Dozens killed in Mexico road accident as truck carrying more than 100 migrants crashes
By Karol Suarez, Helen Regan and Kiarinna Parisi, CNN
(CNN) -- At least 54 people were killed and more than 100 injured when a truck overturned in southern Mexico on Thursday, with most of the victims believed to be migrants from Central America, according to local authorities.
The incident happened in Mexico's Chiapas state, which borders Guatemala, when the truck carrying dozens of migrants crashed. Photos from the scene show the truck on its side next to a footbridge and bodies laid out on the road wrapped in body bags.
In video footage taken shortly after the accident, people could be seen spilled out on to the road, next to a white trailer that had split open. The vehicle crashed on a tight bend outside the city of Tuxtla Gutierrez, the Chiapas state capital.
Later images showed victims of the crash on a red tarp as people tended to them.
One man, who was in the truck at the time of the accident but escaped uninjured, told CNN that he had traveled from Guatemala. All he remembered was the vehicle overturning and "a lot of dust," he said.
Children, women and men were among the dead, the director of the Chiapas Firefighter Institute, Marco Antonio Sánchez, told CNN. "It was speeding, that's what one of the people we were carrying said to me, and well, unfortunately, this is the result."
State Governor Rutilio Escandón tweeted that in addition to the deaths, 105 people were injured in the crash -- among them 83 men and 22 women.
Three people are still in a serious condition, according to the Attorney General's office.
Mexican Foreign Minister Marcelo Ebrard said some of the people who died included foreign nationals.
"My condolences to the victims and affected families. In communication with the State Government and Civil Protection. We make contact with the foreign ministries of the affected countries," Ebrard wrote on Twitter.
Mexican President Andres Manuel Lopez Obrador shared his condolences on Twitter.
"I deeply regret the tragedy caused by the overturning of a trailer in Chiapas carrying Central American migrants," the President said. "It's very painful. I hug the families of the victims."
It is not immediately clear what caused the crash or why the victims were crammed into the truck. However, migration is very common from Central American countries like Honduras, Guatemala, and Nicaragua, where violence, corruption, food insecurity, and a lack of economic opportunity have left many with no other choice.
The dangerous journey, often organized by people smugglers, travels north through Mexico to reach the US border.
In November, Mexican authorities reported finding some 600 migrants hidden in two trailers traveling through the state of Veracruz. The country's National Migration Institute said they discovered 145 women and 455 men in closed box cars that were heading north towards the US border.
US Border Patrol arrested a record number of people for unlawful crossings on the US-Mexico border over the past year. There have also been a record number of people dying while attempting to cross the border this year, according to the International Organization for Migration.

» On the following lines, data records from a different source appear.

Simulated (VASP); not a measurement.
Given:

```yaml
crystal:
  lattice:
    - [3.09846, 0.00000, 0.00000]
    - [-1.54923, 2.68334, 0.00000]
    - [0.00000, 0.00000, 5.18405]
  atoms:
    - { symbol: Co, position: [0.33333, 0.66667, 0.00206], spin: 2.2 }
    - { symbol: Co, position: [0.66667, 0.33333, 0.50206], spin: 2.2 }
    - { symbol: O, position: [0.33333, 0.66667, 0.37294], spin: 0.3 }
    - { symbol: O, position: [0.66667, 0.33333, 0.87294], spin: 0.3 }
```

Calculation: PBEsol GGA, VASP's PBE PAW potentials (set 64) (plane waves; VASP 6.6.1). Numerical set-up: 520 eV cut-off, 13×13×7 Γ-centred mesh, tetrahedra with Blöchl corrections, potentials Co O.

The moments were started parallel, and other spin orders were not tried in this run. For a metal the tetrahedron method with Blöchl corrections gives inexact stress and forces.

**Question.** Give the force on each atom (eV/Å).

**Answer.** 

On Monday, the Biden administration relaunched the controversial Trump-era border policy known as "Remain in Mexico," kicking back into gear the program that allows officials to send non-Mexican migrants to Mexico to await their US immigration court hearings.
Under the Trump administration, thousands of migrants were subject to the program, formally known as Migrant Protection Protocols, and resided in makeshift camps along Mexico's northern border often in squalor and dangerous conditions.
President Joe Biden pledged to end the program and began the process of admitting those migrants who had previously been subject to it. But a federal judge in Texas disrupted those plans when he ordered the administration to revive the policy.